As far as the apology by the management of Six Flags is concerned, it is both obligatory and canned. It’s damage control — nothing more.

A Proud Infidel

I have to agree with you, PintoNag. To me, it sounds like they’re only sorry they got caught!

Anonymous

Peoples’ Republic of Illinois, home of Chicago (the world’s safest city due to gun control)… obviously no one serves and/or has sense there.

Green Thumb

When I was a younger EM in TOG, I had a buddy in the PLT that worked a side job as a mall cop.

One day a kid got “stuck” in the escalator and our buddy “saved” him. (I think the kid could have lost a toe)

Anyway, the security company awarded him their equivalent of a Soldier’s Medal or such. It was some sort of grayish, purple ribbon or such if memory recalls.

We used to razz by buddy about it all the time, things like open his locker and put it on his ribbon rack and such.

All in good fun of course but the point is that he technically earned the ribbon for doing a good deed and the security company awarded him one of THEIR OWN RIBBONS to annotate his selfless service and accomplishment.

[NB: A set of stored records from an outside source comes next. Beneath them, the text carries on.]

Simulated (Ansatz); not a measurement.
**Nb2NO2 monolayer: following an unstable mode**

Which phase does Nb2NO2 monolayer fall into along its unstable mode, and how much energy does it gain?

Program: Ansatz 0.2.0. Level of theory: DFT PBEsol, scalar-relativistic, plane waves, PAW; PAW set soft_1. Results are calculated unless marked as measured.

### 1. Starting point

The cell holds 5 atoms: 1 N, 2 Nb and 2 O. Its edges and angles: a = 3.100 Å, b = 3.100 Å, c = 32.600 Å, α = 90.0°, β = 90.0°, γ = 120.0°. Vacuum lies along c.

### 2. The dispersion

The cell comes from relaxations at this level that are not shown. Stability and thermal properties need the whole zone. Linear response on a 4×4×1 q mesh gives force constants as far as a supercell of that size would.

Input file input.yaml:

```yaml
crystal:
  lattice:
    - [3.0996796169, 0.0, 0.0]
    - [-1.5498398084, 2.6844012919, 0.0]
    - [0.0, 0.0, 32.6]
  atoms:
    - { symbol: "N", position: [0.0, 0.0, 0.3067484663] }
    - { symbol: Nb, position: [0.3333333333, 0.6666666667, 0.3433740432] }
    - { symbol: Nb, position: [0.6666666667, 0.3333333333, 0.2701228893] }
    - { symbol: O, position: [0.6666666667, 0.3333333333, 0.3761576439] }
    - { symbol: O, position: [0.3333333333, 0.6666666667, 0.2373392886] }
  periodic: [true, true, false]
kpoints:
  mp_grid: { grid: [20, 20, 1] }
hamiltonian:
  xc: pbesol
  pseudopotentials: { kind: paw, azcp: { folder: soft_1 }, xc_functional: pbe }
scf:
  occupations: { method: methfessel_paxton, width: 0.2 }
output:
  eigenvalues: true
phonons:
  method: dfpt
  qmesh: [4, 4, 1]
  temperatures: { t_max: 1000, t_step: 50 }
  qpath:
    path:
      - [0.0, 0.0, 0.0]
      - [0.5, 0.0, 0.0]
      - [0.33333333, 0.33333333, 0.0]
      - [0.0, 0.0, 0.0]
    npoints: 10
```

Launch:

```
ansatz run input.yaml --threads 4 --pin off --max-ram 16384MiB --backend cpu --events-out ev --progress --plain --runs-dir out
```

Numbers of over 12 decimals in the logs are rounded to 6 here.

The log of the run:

therefore, no excuse for what Six Flags is doing.

Beretverde

Today’s civilian-military disconnect grows wider each day. Another fine example now at Six Flags.

Club Manager

Shit, does this mean I again have to update my rack? I rescued a lost hooker from a rainstorm.

Ex-PH2

Fine! I’m going to make up another fake ribbon award for my sci-fi characters to wear, just for that.

I don’t like this laziness that stems from wanting to pat the employees on the head, but being too lazy to find something online that is suitable from a non-military awards company. It takes very little effort to find a non-mil awards company, but they don’t make the effort, and then they get the backlash from the BTDT people, and then they have to apologize.

NHSparky

Considering Six Flags in Illinois is about 15 minutes or so away from Great Lakes, and pretty much filled with freshly-graduated boots every fucking weekend, no, there’s no excuse.

Ex-PH2

NHSparky, that’s 15 minutes driving and an hour in line to get it.

Dan

“former Marine whose child pointed out the ribbons”

That’s the way to make dad proud!

Maddie

I think they should give them ribbons with amusement park rides as devices. 3 roller coaster devices equals 3 children found etc.

That would look spiffy.

FatCircles0311

Combat action ribbons for reuniting lost children with their parents.

I think I’ve heard it all now.

CI Roller Dude

One of the police dept’s I worked for came up with a ribbon award system. The HMFs had at first looked at real military awards and were going to just use those. I “suggested” it was a bad idea.
They just needed ribbons for “Best ass kisser” and stuff like that.
The security guards should have looked at boy scout merit badges.

Nik

Life’s hard in the concrete jungle that is Six Flags, Illinois. I mean it’s a scant 45 miles from Chicago. That’s practically downtown Afghanistan. Anything could happen on those neatly landscaped pathways. You have to be alert round those splashing fountains and cotton candy machines. Gotta be on your toes.

Or something.

MAJMike

Well, if you reverse my Texas Faithful Service ribbon, it looks like a USMC deployment ribbon. I’d had several of Uncle Sam’s Misguided Children question me about it (in good spirit). I figured the cactus leaves for multiple awards would’ve been a give away.